I’m a retired schoolteacher, and April is a retired accountant.
How did we end up at this stage of our lives living in a custom-built home of our own on one of the world’s most beautiful coastlines?
We refused to give up on our dream… that’s how!
We’d always wanted to retire to the beach. I grew up on Martha’s Vineyard in a house with a view of the ocean. For me, life on the water has always been as good as life gets.
However, when April and I did the math we realized we’d never be able to afford that lifestyle anywhere in the United States.
We were looking at retirement on a schoolteacher’s pension. With ever-escalating taxes, ridiculous rent, astronomical cost of health insurance, and all the other financial baggage of life in modern America, we were facing a pretty meager retirement existence Stateside.
We were worried how we’d afford to retire at all… much less how we’d retire to the beach.
That realization could have been the end of our beach retirement plan…
Had it not been for one fateful night at a cocktail party in Austin when a gentleman making small talk told me about expats he knew who’d moved to a waterfront community overseas.
I’d never heard the word “expat” before that night… and “overseas”? Who moved overseas?
The morning after the party I went online… where, with Google’s help, I was introduced to a world of possibility that had never before occurred to me.
Loads of people, I discovered—typical, average Americans like me—were reinventing their lives in exotic locales around the world.
These expats I read about online, with monthly retirement incomes not that different from ours, were living in beautiful waterfront homes serviced by full-time maids and enjoying meals out four or five times a week.
Retired in Texas, April and I were going to be doing good to make it to Chipotle once a week on our budget.
Eventually, my research led me to Kathleen Peddicord’s book, “How To Retire Overseas“… and that’s where I first read about Panama.
When most people, including, I admit, me at first, hear “Panama,” they think of canals, hats, and pineapple-faced dictators from the 1980s.
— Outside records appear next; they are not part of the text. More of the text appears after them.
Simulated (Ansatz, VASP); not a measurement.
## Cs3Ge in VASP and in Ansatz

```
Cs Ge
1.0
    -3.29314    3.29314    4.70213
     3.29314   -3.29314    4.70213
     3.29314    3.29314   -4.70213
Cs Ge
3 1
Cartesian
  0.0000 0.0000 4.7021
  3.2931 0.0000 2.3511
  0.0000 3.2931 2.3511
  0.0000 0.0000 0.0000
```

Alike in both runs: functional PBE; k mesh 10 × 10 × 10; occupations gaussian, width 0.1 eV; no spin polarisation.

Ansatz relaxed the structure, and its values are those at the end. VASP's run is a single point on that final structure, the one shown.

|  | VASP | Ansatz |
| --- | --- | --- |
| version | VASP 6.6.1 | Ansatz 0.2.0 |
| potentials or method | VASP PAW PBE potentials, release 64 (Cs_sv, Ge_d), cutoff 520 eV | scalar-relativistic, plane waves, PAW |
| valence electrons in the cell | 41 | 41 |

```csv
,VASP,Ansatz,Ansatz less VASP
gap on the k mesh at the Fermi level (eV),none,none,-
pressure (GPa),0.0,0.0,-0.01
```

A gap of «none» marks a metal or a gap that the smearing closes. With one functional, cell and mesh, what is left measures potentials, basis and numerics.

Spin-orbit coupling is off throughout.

Yes, there is a canal, but Panama hats are actually from Ecuador and Manuel Noriega is dead.
Modern Panama, I came to learn in my research, is politically stable, a hub of international business and banking, and one of the fastest-growing economies on the planet. Its infrastructure, from roads to subways and internet speeds, is unparalleled in Central America.
Riding into Panama City from Tocumen International Airport (Latin America’s busiest hub), the skyline looks more like Singapore or Hong Kong than some third-world outpost.
And, once you get out of hectic Panama City, you find beautiful tropical islands fringed with soft white sand and coconut palms and mountain retreats where howler monkeys wake you up in the morning and migrating songbirds sing you to sleep at night.
Our families thought we were nuts, but, not long after I read about the charms and advantages of Panama, April and I hopped on a plane and put in motion a plan that would land us, frankly, in the retirement of our dreams.
We defaulted into the idea of retiring to another country out of desperation. We weren’t going to be able to retire at all in Texas. Anything seemed better than that.
Now, five years into our move to Panama, settled at Los Islotes on the western Azuero coast in a beautiful 2,500-square-foot home all our own with a dazzling view of the Pacific Ocean, I can tell you that the real upside of this has nothing to do with money.
The real upside is the experience itself. Retiring to Panama has been the adventure of our lifetimes… and we’re just getting started!